/p_tqdm

Parallel processing with progress bars

Primary LanguagePythonMIT LicenseMIT

p_tqdm

Build Status

p_tqdm makes parallel processing with progress bars easy.

p_tqdm is a wrapper around pathos.multiprocessing and tqdm. Unlike Python's default multiprocessing library, pathos provides a more flexible parallel map which can apply almost any type of function --- including lambda functions, nested functions, and class methods --- and can easily handle functions with multiple arguments. tqdm is applied on top of pathos's parallel map and displays a progress bar including an estimated time to completion.

Installation

pip install p_tqdm

p_tqdm works with Python versions 2.7, 3.4, 3.5, 3.6.

Example

Let's say you want to add two lists element by element. Without any parallelism, this can be done easily with a Python map.

l1 = ['1', '2', '3']
l2 = ['a', 'b', 'c']

def add(a, b):
    return a + b
    
added = map(add, l1, l2)
# added == ['1a', '2b', '3c']

But if the lists are much larger or the computation is more intense, parallelism becomes a necessity. However, the syntax is often cumbersome. p_tqdm makes it easy and adds a progress bar too.

from p_tqdm import p_map

added = p_map(add, l1, l2)
# added == ['1a', '2b', '3c']
  0%|                                    | 0/3 [00:00<?, ?it/s]
 33%|████████████                        | 1/3 [00:01<00:02, 1.00s/it]
 66%|████████████████████████            | 2/3 [00:02<00:01, 1.00s/it]
100%|████████████████████████████████████| 3/3 [00:03<00:00, 1.00s/it]

p_tqdm functions

Parallel maps

  • p_map - parallel ordered map
  • p_imap - iterator for parallel ordered map
  • p_umap - parallel unordered map
  • p_uimap - iterator for parallel unordered map

Sequential maps

  • t_map - sequential ordered map
  • t_imap - iterator for sequential ordered map

p_map

Performs an ordered map in parallel.

from p_tqdm import p_map

def add(a, b):
    return a + b

added = p_map(add, ['1', '2', '3'], ['a', 'b', 'c'])
# added = ['1a', '2b', '3c']

p_imap

Returns an iterator for an ordered map in parallel.

from p_tqdm import p_imap

def add(a, b):
    return a + b

iterator = p_imap(add, ['1', '2', '3'], ['a', 'b', 'c'])

for result in iterator:
    print(result) # prints '1a', '2b', '3c'

p_umap

Performs an unordered map in parallel.

from p_tqdm import p_umap

def add(a, b):
    return a + b

added = p_umap(add, ['1', '2', '3'], ['a', 'b', 'c'])
# added is an array with '1a', '2b', '3c' in any order

p_uimap

Returns an iterator for an unordered map in parallel.

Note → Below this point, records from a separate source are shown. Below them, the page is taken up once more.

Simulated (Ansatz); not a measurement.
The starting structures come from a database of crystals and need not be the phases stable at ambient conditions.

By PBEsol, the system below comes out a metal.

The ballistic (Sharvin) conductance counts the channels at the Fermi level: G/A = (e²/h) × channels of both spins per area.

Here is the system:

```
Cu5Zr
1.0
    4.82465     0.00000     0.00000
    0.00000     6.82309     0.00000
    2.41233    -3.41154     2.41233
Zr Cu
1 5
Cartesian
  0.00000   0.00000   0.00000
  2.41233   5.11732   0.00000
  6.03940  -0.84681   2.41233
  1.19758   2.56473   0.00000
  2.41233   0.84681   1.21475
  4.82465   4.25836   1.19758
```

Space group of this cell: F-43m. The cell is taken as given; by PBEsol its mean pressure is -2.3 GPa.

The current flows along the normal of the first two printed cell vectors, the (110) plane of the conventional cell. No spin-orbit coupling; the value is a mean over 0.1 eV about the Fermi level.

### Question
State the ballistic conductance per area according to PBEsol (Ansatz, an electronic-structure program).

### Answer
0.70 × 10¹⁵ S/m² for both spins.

from p_tqdm import p_uimap

def add(a, b):
    return a + b

iterator = p_uimap(add, ['1', '2', '3'], ['a', 'b', 'c'])

for result in iterator:
    print(result) # prints '1a', '2b', '3c' in any order

t_map

Performs an ordered map sequentially.

from p_tqdm import t_map

def add(a, b):
    return a + b

added = t_map(add, ['1', '2', '3'], ['a', 'b', 'c'])
# added == ['1a', '2b', '3c']

t_imap

Returns an iterator for an ordered map to be performed sequentially.

from p_tqdm import p_imap

def add(a, b):
    return a + b

iterator = t_imap(add, ['1', '2', '3'], ['a', 'b', 'c'])

for result in iterator:
    print(result) # prints '1a', '2b', '3c'

Shared properties

Arguments

All p_tqdm functions accept any number of lists (of the same length) as input, as long as the number of lists matches the number of arguments of the function. Additionally, if any non-list variable is passed as an input to a p_tqdm function, the variable will be passed to all calls of the function. See the example below.

l1 = ['1', '2', '3']
l2 = ['a', 'b', 'c']

def add(a, b, c):
    return a + b + c

added = p_map(add, l1, l2, '!')
# added == ['1a!', '2b!', '3c!']

CPUs

All the parallel p_tqdm functions can be passed the keyword num_cpus to indicate how many CPUs to use. The default is all CPUs. num_cpus can either be an integer to indicate the exact number of CPUs to use or a float to indicate the proportion of CPUs to use.